Assume the standard context for extension of valuations.
An extension $w$ of a valuation $v$ induced from a prime ideal $\mathfrak{p}$ comes from a prime ideal $\mathfrak{q}$ above $\mathfrak{p}$?
Is tris true? I strongly believe so, but I have no idea how to prove it.
I'll assume we're working with number fields. Let $L$ be a finite extension of $K$, and $w$ an absolute value on $L$ which, when restricted to $K$, is equivalent to an absolute value $||_P$ obtained from some prime $P$ of $K$. Let $A, B$ be the rings of integers of $K, L$. We want to find a prime $Q$ of $L$ which lies over $K$ which induces an absolute value equivalent to $w$.
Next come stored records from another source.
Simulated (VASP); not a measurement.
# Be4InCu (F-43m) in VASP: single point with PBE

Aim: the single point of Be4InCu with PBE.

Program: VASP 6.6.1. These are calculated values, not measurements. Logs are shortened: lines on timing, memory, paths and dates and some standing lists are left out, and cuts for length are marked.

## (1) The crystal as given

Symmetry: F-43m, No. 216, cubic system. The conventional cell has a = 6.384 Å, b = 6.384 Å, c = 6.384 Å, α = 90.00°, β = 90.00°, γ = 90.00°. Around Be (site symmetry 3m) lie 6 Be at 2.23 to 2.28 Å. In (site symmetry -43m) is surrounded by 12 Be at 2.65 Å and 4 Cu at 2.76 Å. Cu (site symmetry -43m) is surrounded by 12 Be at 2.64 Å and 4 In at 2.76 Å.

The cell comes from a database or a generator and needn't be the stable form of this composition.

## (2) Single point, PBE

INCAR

Let $O = \{ x \in L : |x|_w = |x| \leq 1\}$ have unique maximal ideal $\mathfrak M = \{ x \in L : |x| < 1 \}$. We want to find a prime $Q$ of $L$ for which $O = B_Q$ and $\mathfrak M = Q B_Q$ (then we're pretty much done). Now $$O \cap K = \{ x \in K : |x| = |x|_P \leq 1 \} = A_P$$ $$ \mathfrak M \cap K = \{ x \in K : |x|_P < 1 \} = PA_P$$ Now the elements of $B$, which are integral over $A$, can also be seen to have absolute value $\leq 1$. Therefore $B \subseteq O$. We let $Q = \mathfrak M \cap B$. It follows that $Q$ lies over $P$, since $Q \cap A = PA_P \cap A = P$. Now you want to argue that $$O = B_Q$$ and $$\mathfrak M = QB_Q$$ but this isn't too hard. Let me know if you run into any difficulties.